Available on: Secretly Canadian LP

Two years back, Yeasayer were set to join MGMT and The Klaxons as the next underground-overground success story. At a time when hordes of oblique bands were categorised as ‘essentially pop music’ (stand up, Deerhoof), nonetheless the Brooklynites seemed like the real thing. 2010′s Odd Blood offered a bonafide charts-botherer hewed from the avant extremities of bohemian America; at once accessible and elaborately experimental, universal but idiosyncratic, and as candy-brained with feelgood vibes as it was emotionally sophisticated. Transcending their debut’s folk-meets-Talking Heads formula with a move into electronica, the five-piece approached swooning balladry (‘I Remember’), dance-pop (‘O.N.E’) and festival anthems (‘Ambling Alps’) with an outsider’s ear. Next to Black Eyed Peas and Taylor Swift it felt authentically marginal, and hence exotic – especially considering the anarchic menagerie of unrepeatable sounds used. It was like Black Dice doing Peter Gabriel, exuding an otherworldliness that inspired a childlike wonder, as Animal Collective are able to do, with its very new-ness. Pop music, but just like the very first time.

Fragrant World is what happens when a good band throw away the pop roadmap without a contingency plan in place, and duly flunk the age-old ‘digressional third album’. How did that come to pass, you might ask. Well the theory is, there are certain underground bands able to define themselves more effectively if they work relative to accepted pop mores. Whichever sideways worldview they hold only reveals itself in relief. That means playing the same game but differently – spinning and subverting familiar pop tropes – as opposed to starting from scratch. Remove that pop fulcrum and sense of contrast and you leave a gaping hole in the blueprint. A void of personality which bands like Yeasayer, while original enough to flavour existing pop forms in refreshing ways, struggle to fill without the help of reference points, bereft as they are of a distinctive artistic mandate (Yeasayer are skilled postmodernists, as opposed to auteurist innovators). The result is an anonymous sound, as which defines Odd Blood‘s disappointing follow-up, a largely unengaging retreat from its predecessor’s pop trappings.
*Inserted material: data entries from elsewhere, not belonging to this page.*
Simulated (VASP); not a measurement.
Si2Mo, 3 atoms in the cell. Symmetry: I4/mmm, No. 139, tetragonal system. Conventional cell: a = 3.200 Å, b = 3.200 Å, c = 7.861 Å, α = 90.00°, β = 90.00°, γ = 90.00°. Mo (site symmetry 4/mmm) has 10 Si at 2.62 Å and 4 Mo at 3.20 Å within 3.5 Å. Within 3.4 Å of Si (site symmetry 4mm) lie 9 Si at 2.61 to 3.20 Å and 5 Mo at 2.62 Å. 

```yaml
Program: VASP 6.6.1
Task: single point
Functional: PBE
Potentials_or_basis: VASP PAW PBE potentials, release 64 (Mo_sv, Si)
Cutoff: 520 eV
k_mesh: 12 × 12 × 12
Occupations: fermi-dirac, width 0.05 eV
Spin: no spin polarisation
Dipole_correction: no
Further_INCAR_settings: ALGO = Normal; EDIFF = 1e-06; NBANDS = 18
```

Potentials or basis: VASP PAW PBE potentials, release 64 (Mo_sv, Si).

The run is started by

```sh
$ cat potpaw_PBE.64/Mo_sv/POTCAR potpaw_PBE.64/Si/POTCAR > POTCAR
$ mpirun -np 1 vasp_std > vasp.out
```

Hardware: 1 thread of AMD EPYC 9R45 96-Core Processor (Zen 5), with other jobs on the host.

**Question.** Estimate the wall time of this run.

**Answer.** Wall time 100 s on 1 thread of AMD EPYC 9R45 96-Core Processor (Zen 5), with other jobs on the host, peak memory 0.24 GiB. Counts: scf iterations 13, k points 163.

On the one hand, no longer do the requirements of writing a pop song shape or structure the band’s experimentalist side. At the same time, however, they continue to overfill their songs. The end result is a crop of fussy and frowsy tracks which suffer without the organizing influence of clear hooks, and which seem tonally flat despite their hyperactivity.

The proggy ‘Henrietta’ proves especially that sometimes all emphasis is no emphasis, applying an ineffectual mess of ever-changing drum sounds, voice treatments and synth settings, while droning through a multitude of barely related phases. It’s bereft of a unifying strand, aside from a sporadic vocal refrain that’s only given room to find purchase (through repetition) in a short coda. It’s a case of too many ideas, not enough strategy. ‘Devil And the Deed’ follows suit, with poorly defined verses piloted by the shaggy dog story that is the vocals of Chris Keating, who seems compelled to never sing the same note twice. Half-formed synth-hooks herald densely arranged choruses, before the abrupt arrival of pointless stretches of noodle, comprised of no less than three modes of synth. It makes Flying Lotus sound decisive. ‘No Bones’, meanwhile, is composed entirely from flickers and shards: pointillist motes of sub-bass, handclap, and synths, flurrying all but arbitrarily. Information overload.

The desired response is a kind of fascinated bafflement, with the listener thrust into the overwhelming sensory fantasia of a brave new world, uneasily adrift from familiar pop clichés. In practice, though, the micro-detail more readily evokes the mundane minutia of real life – a procession of complications in stark contrast to Odd Blood‘s simplified dreamworld. In the end, much of Fragrant Blood seems significantly less exotic than their bygone pop tunes.

Then there’s ‘Reagan’s Skeleton’, a political missive that the BBC described as “redolent of both The Beloved and Reverend And The Makers”, illustrating ust how much of an aesthetic mess Fragrant World can be. Pitting side-chained Deadmau5 synths against DFA-brand disco-punk instrumentation, it’s awkward and ugly.

With repeated listens, various flourishes battle the tropical thicket to become hooks, while dotted around the album are several incisive, economic tracks, the standout being ‘Blue Paper’. Sporting an addictive vocal melody, for once the beat (yeah, just the one) bolsters the vocals, as opposed to disorientating them. Elsewhere, ‘Folk Hero Sctick’ profits from straightforward dynamics, switching cleanly between quiet psyche-folk and danceable blocks of dubtronica.

All the same, there is nothing here that suggests a coherent vision. It was hoped that the advertised ‘new r’n'b direction’ would provide focus. But it’s mostly lip service: a swinging beat here, a bit of melismatic singing there. Moreover, the songs are neither sultry enough to be sexy nor regimented enough to be crisp, with the final outcome another incident of hipsters misappropriating the genre.

In an interview with Under The Radar, the band described Fragrant World as an attempt to “capture the schizophrenia of what it’s like to be alive today.” Which, in a certain respect, it does. A gaseously mercurial album (i.e it’s supposed to move as might a fragrance), as purported it evokes a confused state of mental ill health. So technically speaking it’s an artistic success, in terms of expressionist soundscaping and whatnot, but that’s to the detriment of the listener’s enjoyment. Coupled with a diminished knack for melody and slower (r’n'b-aping) tempos, conveying a vaguely subdued mood, the difficult Fragrant World just isn’t what most people would consider fun.